The chancellor tells us that the top 1% of earners now pay 30% of the tax, so you would think that he might at least be polite. If I had a business where 30% of my income came from 1% of my customers, I think I would be really nice to them. Funny that the Treasury does not see it that way.
There was not very much to get excited about on the private client front although, as widely predicted, capital gains tax is being extended to non-residents to a limited extent. It is proposed that from April 2015, future capital gains on UK residential property in the hands of non-residents will be chargeable to capital gains tax. There is no indication of which non-residents will be affected; individuals and trusts, I expect, because they have already done companies. Whether this refers to gains realised after April 2015 or to increases in value from that date is not clear – and whether there is a £2m threshold (and reliefs for let property) like there is for the ATED and SDLT is not known – but they will be telling us soon. The BBC described this as the ‘oligarchs’ tax’, but I am not sure how many oligarchs would find anything suitable in central London for £2m.
From 2015, there will be a transferable married couple’s allowance of £1,000 but only for those paying tax at the basic rate. I understand that Mr Cameron considers marriage to be a very good thing that needs to be encouraged, but apparently not if you are a higher rate taxpayer.
For some reason, the principal private residence exemption has found its way onto the chancellor’s list of priorities and in particular the continuation of the relief for the last 36 months of ownership after you have moved out – giving a period of grace to sell the property without a charge to capital gains tax. From April 2014, this period is being reduced to only 18 months. I was not aware that this was a matter of any great concern in the corridors of power, but you live and learn.
The hostility towards tax schemes hots up still further, which is entirely understandable, but there is an increasing danger that ordinary and innocent transactions will get caught up in all this as collateral damage. That will be of real concern to those who regard the rule of law as a good thing.
Roll on next March, when I am sure Mr Osborne will have even better news.
Every little helps, writes David Whiscombe
While there is nothing in the Statement to send SMEs into frenzies of delight, there is nothing (in most cases, and with one notable exception) to cause paroxysms of despair either; and a few things which may help out a little. Employers’ NIC is abolished (from April 2015) for workers under 21; but I do wonder, in the light of recent publicity about the poor educational standards of the young, if that will be enough to bribe employers to take on younger workers.

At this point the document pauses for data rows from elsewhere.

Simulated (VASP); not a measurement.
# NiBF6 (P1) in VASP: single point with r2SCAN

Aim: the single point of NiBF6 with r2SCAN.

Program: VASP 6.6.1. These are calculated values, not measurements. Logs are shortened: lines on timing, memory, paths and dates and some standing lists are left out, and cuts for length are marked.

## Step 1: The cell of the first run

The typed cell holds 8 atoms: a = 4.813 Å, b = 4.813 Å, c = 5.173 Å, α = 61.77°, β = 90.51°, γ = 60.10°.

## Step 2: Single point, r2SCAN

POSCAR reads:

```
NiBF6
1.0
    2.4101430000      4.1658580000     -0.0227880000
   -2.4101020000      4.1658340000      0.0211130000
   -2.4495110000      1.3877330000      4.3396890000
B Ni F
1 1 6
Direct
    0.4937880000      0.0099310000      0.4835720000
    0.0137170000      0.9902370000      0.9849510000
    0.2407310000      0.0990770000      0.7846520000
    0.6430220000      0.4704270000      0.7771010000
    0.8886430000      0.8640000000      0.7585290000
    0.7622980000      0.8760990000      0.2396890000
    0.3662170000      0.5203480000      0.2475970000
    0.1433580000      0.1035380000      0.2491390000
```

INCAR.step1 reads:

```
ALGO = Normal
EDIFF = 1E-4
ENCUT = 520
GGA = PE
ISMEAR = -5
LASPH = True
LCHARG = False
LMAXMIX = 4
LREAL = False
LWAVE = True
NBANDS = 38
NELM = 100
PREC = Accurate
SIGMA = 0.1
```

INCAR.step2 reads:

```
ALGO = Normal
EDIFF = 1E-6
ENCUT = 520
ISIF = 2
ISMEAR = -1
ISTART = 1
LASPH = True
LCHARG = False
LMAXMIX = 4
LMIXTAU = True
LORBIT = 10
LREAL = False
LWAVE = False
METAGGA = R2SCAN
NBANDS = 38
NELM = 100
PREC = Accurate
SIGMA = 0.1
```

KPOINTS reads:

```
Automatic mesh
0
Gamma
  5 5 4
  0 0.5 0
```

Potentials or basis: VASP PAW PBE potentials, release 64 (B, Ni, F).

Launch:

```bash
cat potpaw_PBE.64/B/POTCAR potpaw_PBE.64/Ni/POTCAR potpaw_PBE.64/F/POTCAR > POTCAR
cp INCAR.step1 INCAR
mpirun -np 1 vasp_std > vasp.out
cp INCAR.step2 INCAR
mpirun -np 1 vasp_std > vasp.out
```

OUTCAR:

Modest increases in the limits for SIPs and SAYE share schemes (from April 2014) marginally improve the attractiveness of these schemes but are not game-changing, though altruistic SME owners with no younger generation to inherit the business may find some attraction in the three new tax reliefs designed to encourage indirect employee ownership through the medium of employee ownership trusts.
The package of changes to business rates will be especially welcomed by beleaguered high street traders. These include the discount of £1,000 for small retail and catering premises; the 50% re-occupation relief for businesses moving into retail premises which have been vacant for a year or more; and the extension of small business rates relief to qualifying businesses taking on an additional property.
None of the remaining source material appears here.